Former Power Minister, Dr Kwabena Donkor, has called the bluff of Attorney General Godfred Dame, to investigate him for his role in a Power Purchase Agreement with energy company GPGC.
The state is paying a $170 million judgment debt as a result of cancellation of the agreement.
The judge in the London arbitration also ruled that the basis of the decision to terminate the agreement did not reflect the true facts.
According to Mr Dame, a report by a committee constituted in September 2016 revealed that the agreement was not properly made resulting in excessive power supply.
But speaking on JoyNews’ Upfront, Dr Donkor said he is ready to face the investigative bodies over the contract he entered into with GPGC.
“I am a law-abiding Ghanaian. If the CID says they want to investigate something, what do I have to hide?” he quizzed.
He further stated that “I will go to the CID. This is not the first time I have been called to the CID.”
Dr Donkor also questioned the basis under which the agreement was cancelled by the government.
“First of all, when I saw the termination letter, the basis of termination, the operating phrase was that they had not obtained an energy commission license. In the agreement, the Government of Ghana was obliged to assist them obtain all licenses and permits so if we have that obligation on our path, we don’t turn round and use that as an excuse a reason to terminate.”
The agreement between the government and GPGC, an independent power producer, was terminated in 2018.
According to Mr Dame, a report presented by a committee constituted in September 2016 advised on the abrogation of the contract.
“The committee set up by the NDC in 2016 – against the background of a recognition that there were so many PPAs entered into by the NDC administration, and therefore those agreements were going to result in excessive capacity development, as it was termed – came to a conclusion that this agreement had to be terminated. The committee singled out this particular agreement for termination,” he said.

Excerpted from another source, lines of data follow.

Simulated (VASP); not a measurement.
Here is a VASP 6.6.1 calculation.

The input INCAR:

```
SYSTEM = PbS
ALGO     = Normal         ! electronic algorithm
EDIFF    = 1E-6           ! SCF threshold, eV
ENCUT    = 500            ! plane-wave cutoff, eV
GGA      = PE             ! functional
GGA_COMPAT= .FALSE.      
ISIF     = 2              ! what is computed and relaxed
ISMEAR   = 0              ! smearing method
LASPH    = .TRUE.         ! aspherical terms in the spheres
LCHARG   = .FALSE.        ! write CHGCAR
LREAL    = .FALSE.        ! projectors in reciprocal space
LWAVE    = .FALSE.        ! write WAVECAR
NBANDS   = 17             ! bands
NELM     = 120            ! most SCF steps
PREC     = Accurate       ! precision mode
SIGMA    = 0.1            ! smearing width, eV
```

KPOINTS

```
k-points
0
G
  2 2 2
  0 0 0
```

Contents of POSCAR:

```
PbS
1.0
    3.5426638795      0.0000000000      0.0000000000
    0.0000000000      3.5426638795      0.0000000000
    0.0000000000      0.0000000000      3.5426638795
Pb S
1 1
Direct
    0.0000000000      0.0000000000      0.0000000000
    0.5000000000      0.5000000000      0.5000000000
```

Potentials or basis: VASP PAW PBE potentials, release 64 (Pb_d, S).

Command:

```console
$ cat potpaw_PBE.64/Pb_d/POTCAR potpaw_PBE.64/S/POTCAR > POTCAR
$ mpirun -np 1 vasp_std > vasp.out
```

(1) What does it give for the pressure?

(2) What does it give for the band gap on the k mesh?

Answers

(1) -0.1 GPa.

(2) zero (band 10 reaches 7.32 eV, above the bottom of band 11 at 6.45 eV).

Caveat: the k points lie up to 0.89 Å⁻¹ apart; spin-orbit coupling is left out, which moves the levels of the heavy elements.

But Dr Donkor believes the Attorney General is hunting for a scapegoat for what he sees as wrongful termination of the contract.
“Other than that, we don’t expect the Attorney General to sit on radio threatening and intimidating. You don’t expect that,” he told Winston Amoah.
He wants the government to admit the court ruling and work towards addressing issues raised by the court in London.
The former Minister added that since the recent development ensued, “nobody even asked me for a second that what was the basis for this agreement? Why did you sign this or what informed this agreement? Nobody.”
Background
In February 2015, the GPGC entered into negotiations with the Government of Ghana for the provision of a fast-track power generation solution.
This was to see the relocation of the GPGC Equipment from Italy to Ghana, to alleviate the effects of Ghana’s then-ongoing power shortage crisis. In June 2015, Government and GPGC signed the power agreement.
In April 2017, a committee set up by the Ministry of Energy at the direction of the Office of the President issued a final draft report. The committee set forth for consideration the option of termination of the agreement at an estimated cost of US$ 18 million rather than the payment of an excess capacity charge of US$ 24.9 million per annum over the contract period of four years.
In its Summary of Proposed Modification to PPAs of Committed Projects, the Committee noted that the GPGC Project was an:
“Emergency Plant with a five-year PPA used plant (not new) and high tariff. Major equipment has arrived at the Tema port awaiting tax exemption to clear.”
The report noted that based on the 2018-2020 demand-supply capacity balance and the tariff rank of this project, the full capacity of this project will be excess and result in an estimated total cost of USD 115.48 Million within the duration of the PPA. It, therefore, recommended that the actual development cost of the project to date should be verified and used as a guide in negotiations for termination.
In August 2017, Attorney General Gloria Akuffo issued an opinion on the agreement in response to a cabinet directive. She noted:
“… It has become necessary to review the implementation of the PPAs, because should all of them be implemented as originally scheduled, it would result in the production of excess energy with its attendant cost which would worsen the financial situation of the power sector. A review would therefore help to cut back on losses that would be incurred.”
The Attorney-General noted, too, that the GPGC Project would result in costs of US$ 115,480,000, if implemented, with its attendant high tariff. On the basis of her understanding of the position, the Attorney-General considered that GPGC’s failure to obtain a licence from the Energy Commission left it with no capacity to enter into a PPA.